Quick question: do you know what interest rate your savings account is paying right now? If the answer is "no" or "not much," you're almost certainly leaving money on the table.

The average UK saver has around £17,000 in savings. At 0.5% interest (which loads of people are still earning because they never switched), that's £85 a year. At 4.5%? That's £765. Same money, same effort, £680 more in your pocket. Per year.

What is a high-yield savings account?

A high-yield savings account is just a savings account that pays a better than average interest rate. There's no special qualification needed — anyone can open one. The "high yield" just means the bank or building society is offering a competitive rate to attract your money.

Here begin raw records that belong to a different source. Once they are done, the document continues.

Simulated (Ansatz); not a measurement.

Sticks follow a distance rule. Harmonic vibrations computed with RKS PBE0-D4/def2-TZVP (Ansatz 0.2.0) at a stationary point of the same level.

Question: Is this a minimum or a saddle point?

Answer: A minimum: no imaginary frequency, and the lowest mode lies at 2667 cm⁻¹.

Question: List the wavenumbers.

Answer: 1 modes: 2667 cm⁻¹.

In 2026, the best easy-access accounts are paying around 4-5% AER, and fixed-rate bonds can pay even more if you're happy to lock your money away for a set period.

Easy-access vs fixed-rate: which one?

Easy-access means you can take your money out whenever you want. The rate might go up or down, but you've always got access. This is perfect for emergency funds or money you might need soon.

Fixed-rate bonds lock your money away for 1-5 years, but the rate is guaranteed. You'll usually get a higher rate than easy-access, but you can't touch the money until the term ends (or you'll pay a penalty). Great for money you know you won't need.

Notice accounts are the middle ground. You get a decent rate, but you have to give notice (usually 30-90 days) before withdrawing. Slightly better rates than easy-access, slightly less flexibility.

How to actually find the best rates

Banks are constantly changing their rates, launching new products, and quietly withdrawing good deals. The account that was "best" three months ago might not be anymore.

The easiest way to stay on top of it:

  • Use a comparison tool (like Steward's savings comparison) to see current top rates
  • Check if your current bank has a better account you could switch to internally
  • Look at challenger banks. They often offer higher rates than the big high street names
  • Consider spreading your savings across a couple of accounts to get the best of both worlds

The savings account loyalty trap

Here's something banks don't want you to know: they rely on your laziness. They'll launch an account with an amazing rate, attract a load of deposits, then quietly drop the rate after a few months hoping you won't notice.

This is why the same person who'll spend 20 minutes comparing prices on a £30 pair of trainers won't spend 10 minutes checking if their savings account is still competitive. The trainers save you a fiver. Switching savings accounts can save you hundreds.

Don't forget about tax

With rates being higher than they've been in years, more people are bumping up against the Personal Savings Allowance. Basic-rate taxpayers can earn £1,000 in interest tax-free. Higher-rate taxpayers get £500.

If you're getting close to that limit, move some savings into a Cash ISA. The interest is completely tax-free inside an ISA, and you get a £20,000 annual allowance. It's one of the easiest tax wins going.

The bottom line

Switching to a high-yield savings account is one of the simplest financial moves you can make. It takes about 10 minutes, it's zero risk, and the reward is literally free money from better interest. If you haven't checked your rate recently, now's the time.